If you follow ESIG conferences and webinars you will find some themes and ideas that run through many of the presentations:
-
- Power systems can operate reliably with high penetrations of variable energy sources.
- Certain ways of operating and planning power systems work well with renewables, and those ways are pretty different from the traditional industry approaches.
- Power systems can operate reliably with high penetrations of renewable energy when they have certain capabilities: able to move large amounts of power back and forth across large geographic areas with regional markets, and robust regional and interregional infrastructure; able to quickly change dispatch in response to changes in net load (load minus generation); able to accurately forecast renewables and load and integrate probabilistic forecasts into system operation in time frames relevant to dispatch and commitment decisions; able to plan for resource adequacy with attention to net load, correlated outages, and severe weather scenarios.
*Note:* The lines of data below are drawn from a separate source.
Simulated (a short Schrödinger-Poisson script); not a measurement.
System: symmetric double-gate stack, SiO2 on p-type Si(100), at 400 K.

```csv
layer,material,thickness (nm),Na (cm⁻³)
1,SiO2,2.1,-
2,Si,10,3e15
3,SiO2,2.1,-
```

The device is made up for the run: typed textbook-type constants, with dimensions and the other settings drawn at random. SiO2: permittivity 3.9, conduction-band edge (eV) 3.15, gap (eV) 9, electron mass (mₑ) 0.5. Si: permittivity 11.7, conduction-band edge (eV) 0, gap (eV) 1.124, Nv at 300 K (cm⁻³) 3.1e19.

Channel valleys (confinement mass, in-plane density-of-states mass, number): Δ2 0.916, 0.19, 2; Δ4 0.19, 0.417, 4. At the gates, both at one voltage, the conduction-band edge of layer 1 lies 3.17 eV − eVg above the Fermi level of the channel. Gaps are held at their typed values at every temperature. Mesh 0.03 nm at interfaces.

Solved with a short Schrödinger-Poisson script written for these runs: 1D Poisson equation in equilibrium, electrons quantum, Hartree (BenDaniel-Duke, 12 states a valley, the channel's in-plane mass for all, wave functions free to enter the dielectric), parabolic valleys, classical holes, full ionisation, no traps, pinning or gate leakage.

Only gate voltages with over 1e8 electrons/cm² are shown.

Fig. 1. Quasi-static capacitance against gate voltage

- Inertia becomes important as renewables grow and conventional plants retire, and that is another solvable issue that will require attention. Grid-forming inverters become your friend.
- The physics and economics of power systems are quite similar in every country and continent, and we can learn from others’ experiences.
A Trip to the Federal Energy Regulatory Commission
If you then head over to 888 First Street NE in Washington, DC, or follow FERC conferences and orders virtually, you will learn:
-
- That through the Federal Power Act, Congress gave this independent agency the power to regulate rates, terms, and conditions of wholesale energy sales and transmission service, as well as practices affecting those rates.
- That FERC’s jurisdiction, while broad, does not apply to all utilities (most of FERC’s authority does not extend to municipal and cooperative utilities). In most circumstances, FERC’s jurisdiction also does not cover the retail, distribution, and parts of the transmission sector (the part bundled in vertically integrated utilities outside of regional transmission organizations (RTOs)) which are regulated by state commissions.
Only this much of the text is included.